Birthday cake on the hoof

It was little Trina’s first birthday and her dad—a childhood friend of mine—decided to buy an ‘African cake” to celebrate the small milestone.

After jotting down a list of what he needed, we set off to the notorious Kiamaiko slum, east of Nairobi, to get the ‘cake”—a goat. Kiamaiko is not the kind of place most people would choose for a fun
outing, but the lure of their famed goat meat can be intoxicating.

It had rained the night before, but on the shopping day the sun was shining under the cover of some grey clouds. We found our guide, Abdi, waiting for us at the main junction that leads into the slum. You cannot go to the slum without a local to keep you from falling into the handsof muggers.

Abdi had once helped a friend of ours buy a goat there. After exchanging greetings, one in our group of five was left to watch over the car because the side mirrors, stereo and tyres have a ready market here.

As we trooped in I could sense that, despite its reputation as a finger smith’s paradise, business was brisk. Herds of goats headed deep into the bowels of the slum where the market lay in an open field with a slaughterhouse nearby. The smell of goat, meat and murky water was overpowering.

We walked through the narrow alleys, mud sticking to the soles of our shoes until they looked like platform shoes. Our route march was flanked on either side by the brickand-mud shack butcheries that dot the slum like the spots on a cheetah.

At times we had to stand still because more than 100 goats trotted past, either blocking the way or butting people from their path. The ungulates, which had travelled for more than 1 000km tightly packed in a lorry, looked happy to be walking again as they pranced around savouring sweet, if fleeting, freedom.

Abdi told us the main ‘ingredients” that make these goats tastier than the usual fare is the arid environment in north-eastern Kenya where they are fed salty grass. Apparently the 50°C of daily sunshine also helps to ‘marinate” their scorched flesh and make them soft.

Dodging the goats, we nearly got lost several times because Abdi trotted on briskly like a tracker on a scent. He sometimes took a sharp corner that left us wondering where he’d gone. There were other obstacles that slowed us down.

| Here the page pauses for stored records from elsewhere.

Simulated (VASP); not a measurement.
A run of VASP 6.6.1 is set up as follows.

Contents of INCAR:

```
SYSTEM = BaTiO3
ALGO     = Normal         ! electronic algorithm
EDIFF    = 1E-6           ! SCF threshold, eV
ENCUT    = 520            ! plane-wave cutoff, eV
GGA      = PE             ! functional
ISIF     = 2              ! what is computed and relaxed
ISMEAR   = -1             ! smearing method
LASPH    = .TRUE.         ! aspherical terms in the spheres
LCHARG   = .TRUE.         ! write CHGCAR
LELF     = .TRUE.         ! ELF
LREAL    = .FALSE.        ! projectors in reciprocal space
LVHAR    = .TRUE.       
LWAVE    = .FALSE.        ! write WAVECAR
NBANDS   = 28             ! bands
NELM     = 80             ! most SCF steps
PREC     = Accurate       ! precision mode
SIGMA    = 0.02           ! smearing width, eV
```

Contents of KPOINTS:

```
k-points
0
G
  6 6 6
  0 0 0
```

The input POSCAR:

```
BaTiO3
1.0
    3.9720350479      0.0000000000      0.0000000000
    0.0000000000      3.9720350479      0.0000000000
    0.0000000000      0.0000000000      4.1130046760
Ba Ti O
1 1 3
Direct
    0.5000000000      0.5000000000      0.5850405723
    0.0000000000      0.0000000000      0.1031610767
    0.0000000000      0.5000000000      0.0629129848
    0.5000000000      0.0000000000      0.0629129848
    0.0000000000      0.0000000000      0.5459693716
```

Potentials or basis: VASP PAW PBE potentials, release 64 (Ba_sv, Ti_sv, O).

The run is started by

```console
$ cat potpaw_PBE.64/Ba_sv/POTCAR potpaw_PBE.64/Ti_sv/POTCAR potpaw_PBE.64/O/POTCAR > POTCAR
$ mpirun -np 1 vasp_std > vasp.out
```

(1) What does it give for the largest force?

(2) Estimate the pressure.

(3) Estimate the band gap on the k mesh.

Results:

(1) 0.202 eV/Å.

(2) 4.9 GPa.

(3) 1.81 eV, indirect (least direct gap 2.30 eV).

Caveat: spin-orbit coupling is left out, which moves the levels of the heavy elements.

A car whose engine had died stopped in front of us in a narrow alley. Then a stubborn herd of goats blocked our right of way as they came between us and the car. We stood still as they passed, their small hard hooves trampling our shoes.

By the time we reached the field I felt as though we had walked several kilometres. It was 10am and there were many buyers.

Abdi looked around for a good goat within our budget (the equivalent of R300). We had already seen what we wanted, but Abdi pointed us towards two goats in a different herd that we could not even see well.

We had to trust him; the guy had already slaughtered and skinned 30 goats by the time we met him. I’d thought it was a joke until I saw the men working at the slaughterhouse. A goat is slaughtered in seconds and skinned in 10 minutes flat. They removed the skin so fast, it was like undressing a child.

Later I came to realise how fast they were when it took us more than an hour to skin the young goat we bought. As a rule, never pierce the skin. The leather can only be used or sold without knife marks. Back at the market, we were pressing flesh.

How do you know a goat has good meat?

First you hold its butt and feel the flesh there and then, in a motion that caresses and prods, slowly move the fingers up to the stomach and shoulders. If it’s lean you’ll feel the bones immediately.

We had to agree with Abdi after the ‘fat” goat we had our eyes on turned out to be bloated because of over-drinking after the long journey. After getting a rather ebullient female goat with a booty, we set off back the way we’d come.

And that’s when I realised how dependent the Kiamaiko economy is on goats. It even has some unwritten jungle rules if you try to bypass the economy at any stage.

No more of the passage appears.